Jack socks his way to third round

NEW YORK -- James Blake, Venus Williams and now Sam Querrey, some of America's leading lights, are already gone from the US Open.

But Jack Sock, at the age of 20, is into the third round. This shouldn't be terribly surprising.

You could see the kid they call "J-Sizzle" coming from a few thousand miles away. With the backward hat, the Nebraska heritage and that natural charisma, it's clear that Sock aches to follow his idol, Andy Roddick, all the way to the top.

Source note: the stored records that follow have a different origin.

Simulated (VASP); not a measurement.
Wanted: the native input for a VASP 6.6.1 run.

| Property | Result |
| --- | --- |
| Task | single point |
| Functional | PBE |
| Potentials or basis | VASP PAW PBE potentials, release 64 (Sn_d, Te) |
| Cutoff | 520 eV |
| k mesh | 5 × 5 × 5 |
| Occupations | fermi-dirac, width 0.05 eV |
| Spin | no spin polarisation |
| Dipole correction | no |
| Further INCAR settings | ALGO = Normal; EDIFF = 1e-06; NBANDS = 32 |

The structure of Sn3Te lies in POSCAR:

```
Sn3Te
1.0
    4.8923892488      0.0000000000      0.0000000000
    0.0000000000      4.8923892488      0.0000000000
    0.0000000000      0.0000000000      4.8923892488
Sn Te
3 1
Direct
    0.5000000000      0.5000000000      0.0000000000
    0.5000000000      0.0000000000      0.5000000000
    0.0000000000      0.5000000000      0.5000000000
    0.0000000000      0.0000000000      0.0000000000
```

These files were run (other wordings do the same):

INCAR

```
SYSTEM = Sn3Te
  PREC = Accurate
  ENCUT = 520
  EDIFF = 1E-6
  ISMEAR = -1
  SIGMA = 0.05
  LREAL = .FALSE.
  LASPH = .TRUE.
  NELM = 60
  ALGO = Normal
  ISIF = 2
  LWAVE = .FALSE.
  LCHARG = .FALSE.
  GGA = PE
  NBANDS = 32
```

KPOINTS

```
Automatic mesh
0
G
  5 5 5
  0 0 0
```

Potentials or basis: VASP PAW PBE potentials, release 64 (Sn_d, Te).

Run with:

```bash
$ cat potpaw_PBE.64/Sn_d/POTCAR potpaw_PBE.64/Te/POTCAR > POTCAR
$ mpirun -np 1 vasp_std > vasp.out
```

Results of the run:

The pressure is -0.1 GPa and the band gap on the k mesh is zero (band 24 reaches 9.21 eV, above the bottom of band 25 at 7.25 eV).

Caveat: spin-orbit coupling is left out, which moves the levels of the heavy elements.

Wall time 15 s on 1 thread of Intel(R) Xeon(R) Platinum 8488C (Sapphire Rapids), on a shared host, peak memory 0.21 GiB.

Here's his chance to take the next step.

Sock took down Maximo Gonzalez of Argentina Thursday 7-6 (3), 1-6, 7-5, 6-2 and next up is No. 18 seed Janko Tipsarevic. Gonzalez eliminated injured Wimbledon semifinalist Jerzy Janowicz in the first round.

In three US Open main draws, Sock has already fashioned an unlikely 5-2 record. Two years ago, he split two matches, losing to Roddick in the second round. Last year it was a third-round appearance. If you're following along at home, the fourth round (and a date with No. 4 seed David Ferrer) would be a logical destination.

Sock won the USTA nationals as a junior in high school, finished his career at Blue Valley High School (Kansas) with an 80-0 record, then won the USTA boys' 18s nationals and the US Open junior title in 2010.

Don't say you weren't warned.

Federer summons Evans

Timothy Clary/Getty Images

Roger Federer's play through two rounds has been nothing short of stellar.

When you are The King, you can command virtually any performance.

Wednesday, when Roger Federer was scrambling for a practice partner through four hours of rain delays, his two coaches -- Severin Luthi and Paul Annacone -- reached out to a 23-year-old British qualifier. Was it surprising that Daniel Evans agreed to hit with the 17-time Grand Slam champion?

No, but it might have been a mistake for the guy ranked No. 179 in the world.

For after Federer defeated Carlos Berlocq 6-3, 6-2, 6-1 and Evans surprised Bernard Tomic -- seen by some as a future Federer -- by a score of 1-6, 6-3, 7-6 (4), 6-3, they were each match away from meeting in the fourth round.

"It was the first time I really got to meet him or play with him," Federer reported. "Now I have an idea how he plays, which I guess is not a bad thing.

"But at the end of the day, I think we were really just trying to help each other out on a rainy day trying to get a hit in. I thought he played really nice; got a great shot. Still a little bit surprised he beat Tomic, because we know what Bernard can do. But great effort for him."

The five-time US Open champion is now a smashing 66-8 here -- the best record of the Open era. Federer hasn't dropped a set as he goes into his third-round match against Adrian Mannarino, who was a 7-6 (4), 7-6 (5), 6-7 (5), 6-4 winner over the No. 26-seeded Querrey.

Evans now has some extra motivation to win his third-round match over Tommy Robredo.

"Yeah," said Evans. "Like if I said to any of you guys that I play Federer in the fourth round, you would have laughed at me, so I'm not going to say that. It was amazing actually to sort of hit with someone so good. Actually had a really good hit."


No. 1 Serena Williams and No. 2 Victoria Azarenka both continued their comfortable journey through the draw -- toward a possible collision in the final. Williams was a 6-3, 6-0 victor over Galina Voskoboeva and Azarenka had a 6-3, 6-1 win over Aleksandra Wozniak. Later, Serena teamed with older sister Venus to overcome a first-set deficit and defeat Silvia Soler-Espinosa and Carla Suarez Navarro of Spain 6-7 (5), 6-0, 6-3. … Feliciano Lopez defeated 23-year-old Californian Bradley Klahn 6-4, 7-6 (4), 4-6, 7-5. … No. 4 David Ferrer defeated Roberto Bautista Agut 6-3, 6-7(5), 6-1, 6-2. … No. 8 Angelique Kerber beat rising Canadian star Eugenie Bouchard 6-4, 2-6, 6-3. … No. 16 Sabine Lisicki (Wimbledon finalist) defeated Paula Ormaechea 6-2, 6-3. … 2004 US Open champion and No. 27 seed Svetlana Kuznetsova defeated Peng Shuai 6-1, 4-6, 6-4.